In North Carolina, a person’s initial consent to sexual activity can later prevent them from seeking justice if things turn ugly or violent — even if they asked loudly and clearly, mid-encounter, for the other person to stop.
For several years, legislators have declined to close this loophole in state sexual assault laws, but advocates believe that 2019 could at last be the year that no means no (or something closer to it) in North Carolina.
This spring, state senator Jeff Jackson (D-Mecklenburg) re-introduced a bill aiming to clarify North Carolina assault statutes such that consent may be legally revoked after a sexual encounter has begun. After three previous submissions, Sen. Jackson and co-sponsor Sen. Danny Britt (R-Columbus) are hopeful that the bill will finally receive enough bipartisan support in the coming weeks to become law.

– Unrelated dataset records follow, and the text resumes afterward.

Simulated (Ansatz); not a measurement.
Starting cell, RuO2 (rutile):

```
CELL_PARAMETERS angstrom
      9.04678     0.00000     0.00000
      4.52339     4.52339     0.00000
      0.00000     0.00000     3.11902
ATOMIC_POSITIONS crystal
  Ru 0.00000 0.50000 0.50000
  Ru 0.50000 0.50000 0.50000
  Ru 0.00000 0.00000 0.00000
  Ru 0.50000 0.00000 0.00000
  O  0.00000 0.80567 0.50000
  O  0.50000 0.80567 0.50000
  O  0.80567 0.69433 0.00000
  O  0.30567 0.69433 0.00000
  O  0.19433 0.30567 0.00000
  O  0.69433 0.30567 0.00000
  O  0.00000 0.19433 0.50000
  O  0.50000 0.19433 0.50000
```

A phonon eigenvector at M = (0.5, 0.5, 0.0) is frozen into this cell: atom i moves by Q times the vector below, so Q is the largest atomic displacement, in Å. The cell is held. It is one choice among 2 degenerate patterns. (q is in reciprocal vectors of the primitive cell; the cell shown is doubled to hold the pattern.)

Unlike some arcane state laws, this legal loophole has had a substantial and devastating effect for generations of assault survivors, according to victims’ advocates. In the past few years alone, numerous college- and high school-aged women have reported assaults under similar circumstances, only to find such charges dismissed according to the state supreme court’s decision in the 1979 case of State v. Way.
According to Skye David, staff attorney for the North Carolina Coalition Against Sexual Assault, hers is the only state in the nation where consent cannot be legally revoked after sex has begun — and the legal hurdles for survivors don’t end there.
“This is yet another barrier to reporting sexual assault and choosing to participate in the criminal justice system. Unfortunately, our system isn’t set up to protect survivors; it’s set up to benefit perpetrators,” she commented by email. “Because of the widespread knowledge about this issue, survivors aren’t reporting their rapes, or when they are, they realize that the system that is supposed to help them will fail to do so.”
“Being the only state in the nation to hold out on an issue would be noble if the issue were important,” David wrote. Instead, North Carolina is still operating under “archaic” definitions whereby sex that begins consensually but continues by force is not considered a crime.
“Prosecutors can’t take these cases to trial on this issue alone, and are dismissing cases of withdrawal of consent after initial consent was given,” David continued. “I travel the state and talk to survivors, especially on college campuses, who know about this archaic law, and have met those that have had their cases dismissed. Many other states have considered similar fact patterns, and have dismissed State v. Way as not persuasive law.”
Going forward, David hopes that North Carolina legislators will pass the proposed changes but also take some crucial steps to address other areas of the state’s assault statutes. “Aside from Sen. Jackson introducing the [consent] bill year after year, the North Carolina House is considering a bill, championed by Representative Chaz Beasley (D-Mecklenberg), that would modernize the current sexual assault laws and close the incapacitation loophole that exists in the state,” she explained.
David said that local advocates and assault survivors are also calling for improved protective orders for victims of sexual assault, who often struggle to gain the same protections that are given to victims of domestic violence.
By phone, Sen. Jackson said he first became aware of the consent-revocation issue while working as a prosecutor in Gaston County. “One day, another prosecutor came down from the courtroom on a break during the middle of a rape trial; there was evidence that the victim had revoked her consent, and the judge said he thought it constituted a defense, and that he’d have to dismiss the case if her consent was revoked.”
Jackson recalled, “They took a court recess to research this. We thought, of course it’s not a defense: let’s look this up and move on with the trial. And sure enough, we found State v. Way; the judge had correctly remembered state law.”
One of the “most flagrant” legal applications that Jackson remembered from his time as DA involved a judge dismissing a case and simply writing “State v. Way” on the back of the official form by way of explanation; a later, similar dismissal cited that judge’s case.
North Carolina lawmakers must pass the proposed consent bill in at least one chamber by May 9 or the bill will become ineligible to be voted on for the rest of the legislative session.